Why Are Icons Placed under Precious Covers?

“The love that you put in your work is the most important thing that cannot go unnoticed by its future owner. To me, this is a way of fulfilling the commandment to love my neighbor”. 

Valentina Grigorievna Kondalova, founder of the St Elisabeth Convent’s icon-plating workshop

Traditions of the Past

The tradition of adorning icons with precious platings stems from the times of Byzantium and Ancient Rus, where such covers, made of fabrics and metals, were signs of deep veneration. An icon plating is always a sign of thanksgiving. In church there are often chains with rings, earrings and other jewellery hanging near icons. People bring these items as a sign of their gratitude for the help granted to them through their prayers. These offerings are melted and used to make icon platings. The tradition of using gold, silver, pearls and precious stones to decorate churches has deep roots and is associated with people’s desire to give the best of their possessions to God. Cases are known when merchants and boyars spent fortunes making offerings to churches. 

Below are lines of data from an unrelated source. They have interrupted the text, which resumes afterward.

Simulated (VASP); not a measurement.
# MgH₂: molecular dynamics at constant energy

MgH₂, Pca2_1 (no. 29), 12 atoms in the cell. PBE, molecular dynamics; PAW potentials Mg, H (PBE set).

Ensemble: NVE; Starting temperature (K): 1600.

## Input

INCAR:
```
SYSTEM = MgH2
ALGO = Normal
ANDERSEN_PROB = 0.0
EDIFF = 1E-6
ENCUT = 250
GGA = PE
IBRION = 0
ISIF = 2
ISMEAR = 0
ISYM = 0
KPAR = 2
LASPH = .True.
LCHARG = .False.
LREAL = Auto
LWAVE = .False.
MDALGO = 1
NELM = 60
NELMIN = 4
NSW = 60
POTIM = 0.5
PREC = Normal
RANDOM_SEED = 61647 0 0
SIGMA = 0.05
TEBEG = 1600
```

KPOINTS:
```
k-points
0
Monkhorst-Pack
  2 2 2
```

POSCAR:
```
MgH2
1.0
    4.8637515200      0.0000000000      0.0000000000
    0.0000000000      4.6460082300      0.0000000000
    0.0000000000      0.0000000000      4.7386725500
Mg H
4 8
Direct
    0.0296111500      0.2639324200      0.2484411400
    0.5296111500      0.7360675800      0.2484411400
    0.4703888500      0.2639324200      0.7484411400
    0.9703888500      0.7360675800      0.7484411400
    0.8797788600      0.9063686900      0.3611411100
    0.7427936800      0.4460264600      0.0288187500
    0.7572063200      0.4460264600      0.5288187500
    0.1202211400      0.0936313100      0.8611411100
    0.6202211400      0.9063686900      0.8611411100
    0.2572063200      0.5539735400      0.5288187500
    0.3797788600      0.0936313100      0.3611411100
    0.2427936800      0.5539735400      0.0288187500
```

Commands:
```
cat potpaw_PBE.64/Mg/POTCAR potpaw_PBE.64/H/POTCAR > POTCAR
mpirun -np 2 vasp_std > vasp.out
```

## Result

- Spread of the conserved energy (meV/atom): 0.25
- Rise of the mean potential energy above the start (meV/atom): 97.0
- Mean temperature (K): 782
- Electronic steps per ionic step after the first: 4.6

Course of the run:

Precious plating, made for the icon of the Mother of God Vladimirskaya

For example, one of Russia’s most revered icons of the Theotokos Vladimirskaya had several precious platings (rizas), including festive and ordinary ones. The famous Kazan Icon of the Mother of God, found in the 16th century and kept for a long time at St Mary’s Convent in Kazan, was decorated with a gold cover, pearls and a crown of diamonds. This icon, revered by all the Russian people and considered the patron of the Romanov House and all Russia, was tragically lost in 1904, right before the revolution.

From Past to Present. Modern Icon Platings

In the modern sense, an icon plating is an ornament made of fabric or metal and applied on an icon. Typically, an icon plating covers the icon completely, leaving open some details of the image, such as the face, hands and feet.

Embroidered covers on icons of the Savior and the Mother of God

Such covers serve both to decorate and protect icons from various damages, but, most importantly, to express gratitude to God and the saints. The main elements of icon covers are the halo, the mounting, the frame and the background. Precious metals used to decorate icons acquire a special symbolism and are identified with ethereality and the uncreated light. Similarly, all other materials used in the process of making an icon cover also have a symbolic meaning. For example, gold signifies eternity and incorruption, silver symbolizes holiness, purity, and stones point to spiritual virtues.

Inside the icon-plating workshop

The unique icon-plating workshop of St Elisabeth Convent has been operating and reviving ancient traditions for over two decades now. The main work of its craftsmen is making covers for icons and shrouds. Each such cover is the result of elaborate manual work, requiring a creative approach and prayerful concentration. It can take several weeks to embroider one cover.

Embroidering of a cover

The workshop creates different types of covers, for example, covers from expensive fabrics such as brocade and velvet. These fabrics are embroidered with pearls, beads, precious and semi-precious stones. Covers are also embossed using brass or the more yielding aluminium. A high-quality cover prolongs an icon’s life, allowing it to preserve its original appearance for a long time.

Creating the Image

Besides creating covers for existing icons, our icon-plating workshop’s icon painters also write their own. These custom icons are written using acrylic or tempera paints. If necessary, they are also gilded, using gold leaf.

The 19th and early 20th centuries witnessed the mass production of icons, designed to be placed under covers. Artists painted them quickly, using a kind of a belt method and only writing the open, visible parts of the image (face, hands and feet). In contrast to this style, the icon-plating workshop of St Elisabeth Convent creates full images for their icons, giving not only their covers, but also the actual icons a full-fledged finished look.

An “under-cover” icon in comparison with an icon painted in our icon-plating workshop
Icon with- and without the cover

From Minsk to the Rest of the World

Icon covers from our convent’s workshop are widely known and have a recognizable style, presented annually at exhibitions abroad.  Orders come to the workshop from different parts of the world. Icons with frames are often purchased as gifts. Several years ago, an icon of the Mother of God “Giver of Reason” encased in a beautiful cover by our icon-plating workshop was bought as a gift to Pope Benedict XVI.

Covers are often ordered for old icons, cherished by families or churches. A new hand-written icon with a cover can become a family heirloom and heritage for future generations.

“Icons with covers come to life. For example, when we make shrouds (epitaphia) of the Mother of God we always make them fully embroidered, widely using zirconium and glass. With its cover gleaming in the light of the lamps and candles, such a shroud looks alive”. 

“After consecration, an icon begins to live its own life. It changes and picks an owner for itself, choosing where to go. There is no doubt about it. This has already been noticed and verified. An icon has a completely separate life of her own”.